3 Semantics, structure, and APIs of HTML documents

3.1 Documents

Every XML and HTML document in an HTML UA is represented by a Document object. [DOM]

The document's address is the URL associated with a Document (as defined in the DOM standard). It is initially set when the Document is created, but that can change during the lifetime of the Document; for example, it changes when the user navigates to a fragment identifier on the page and when the pushState() method is called with a new URL. [DOM]

Interactive user agents typically expose the document's address in their user interface. This is the primary mechanism by which a user can tell if a site is attempting to impersonate another.

When a Document is created by a script using the createDocument() or createHTMLDocument() APIs, the document's address is the same as the document's address of the responsible document specified by the script's settings object, and the Document is both ready for post-load tasks and completely loaded immediately.

The document's referrer is an absolute URL that can be set when the Document is created. If it is not explicitly set, then its value is the empty string.

Each Document object has a reload override flag that is originally unset. The flag is set by the document.open() and document.write() methods in certain situations. When the flag is set, the Document also has a reload override buffer which is a Unicode string that is used as the source of the document when it is reloaded.

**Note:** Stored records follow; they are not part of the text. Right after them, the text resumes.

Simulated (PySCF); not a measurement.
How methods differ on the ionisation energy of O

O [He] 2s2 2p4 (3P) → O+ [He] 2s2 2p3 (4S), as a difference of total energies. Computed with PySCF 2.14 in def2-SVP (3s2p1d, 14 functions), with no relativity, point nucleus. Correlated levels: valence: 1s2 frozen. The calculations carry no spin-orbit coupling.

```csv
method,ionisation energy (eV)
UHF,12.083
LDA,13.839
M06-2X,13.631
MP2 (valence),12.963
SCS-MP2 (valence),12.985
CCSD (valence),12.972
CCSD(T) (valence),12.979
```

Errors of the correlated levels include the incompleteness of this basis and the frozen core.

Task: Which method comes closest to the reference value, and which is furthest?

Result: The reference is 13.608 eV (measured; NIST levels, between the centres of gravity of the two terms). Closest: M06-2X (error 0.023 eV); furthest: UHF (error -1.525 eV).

When the user agent is to perform an overridden reload, given a source browsing context, it must act as follows:

  1. Let source be the value of the browsing context's active document's reload override buffer.

  2. Let address be the browsing context's active document's address.

  3. Navigate the browsing context to a resource whose source is source, with replacement enabled and exceptions enabled. The source browsing context is that given to the overridden reload algorithm. When the navigate algorithm creates a Document object for this purpose, set that Document's reload override flag and set its reload override buffer to source.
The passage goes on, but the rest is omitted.